Van Wyck was born in Poughkeepsie, New York. He completed preparatory studies and graduated from Rutgers College, New Brunswick, New Jersey, in 1843. Van Wyck studied law, and was admitted to the bar in 1847 and commenced the practice of law. He then moved to Bloomingburg, New York, where he was a district attorney 1850-1856.
Van Wyck was elected to the U.S. House of Representatives as a Republican from New York to the Thirty-sixth and Thirty-seventh Congresses (March 4, 1859 – March 3, 1863). He served as chairman, Committee on Mileage (Thirty-sixth Congress) and on the Committee on Revolutionary Pensions (Thirty-seventh Congress).

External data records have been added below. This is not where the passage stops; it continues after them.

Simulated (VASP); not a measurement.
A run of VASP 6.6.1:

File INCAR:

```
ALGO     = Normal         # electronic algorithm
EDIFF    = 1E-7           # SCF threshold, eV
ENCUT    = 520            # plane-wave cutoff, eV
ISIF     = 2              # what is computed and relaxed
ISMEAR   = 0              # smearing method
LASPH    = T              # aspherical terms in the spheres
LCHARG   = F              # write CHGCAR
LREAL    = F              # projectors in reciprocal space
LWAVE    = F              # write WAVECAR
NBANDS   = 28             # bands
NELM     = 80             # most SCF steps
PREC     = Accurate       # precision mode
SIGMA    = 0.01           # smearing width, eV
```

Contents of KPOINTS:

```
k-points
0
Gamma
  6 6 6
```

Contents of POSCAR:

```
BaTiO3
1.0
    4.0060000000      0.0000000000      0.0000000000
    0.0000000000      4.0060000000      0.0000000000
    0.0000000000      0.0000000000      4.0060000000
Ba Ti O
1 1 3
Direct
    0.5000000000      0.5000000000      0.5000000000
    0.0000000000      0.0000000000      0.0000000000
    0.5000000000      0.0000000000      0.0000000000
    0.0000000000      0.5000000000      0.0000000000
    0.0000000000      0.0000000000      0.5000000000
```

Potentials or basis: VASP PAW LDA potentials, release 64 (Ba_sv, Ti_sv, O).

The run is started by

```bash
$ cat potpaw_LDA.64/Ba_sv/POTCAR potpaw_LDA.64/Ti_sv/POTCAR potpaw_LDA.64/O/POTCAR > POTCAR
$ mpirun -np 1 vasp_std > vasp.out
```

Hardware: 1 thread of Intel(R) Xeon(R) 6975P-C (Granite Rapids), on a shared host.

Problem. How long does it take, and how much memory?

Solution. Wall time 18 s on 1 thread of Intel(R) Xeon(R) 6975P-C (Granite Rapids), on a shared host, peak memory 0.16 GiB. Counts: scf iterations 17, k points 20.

Van Wyck delivered a harsh anti-slavery speech on the House floor on March 7, 1860, which denounced the Southern states for the "crime against the laws of God and nature." The speech was widely reported. On February 22, 1861, Van Wyck was assaulted near the Capital building by three men in an assassination attempt, an attack which was reported as related to the prior year's speech. Van Wyck fought off the attack, surviving only because of a book and congressional records which he had kept in the breast pocket of his coat had blocked the blade of a Bowie knife. The three men fled and were never identified. This was also the same night as an alleged attempt was made to assassinate president-elect Abraham Lincoln in Baltimore, Maryland.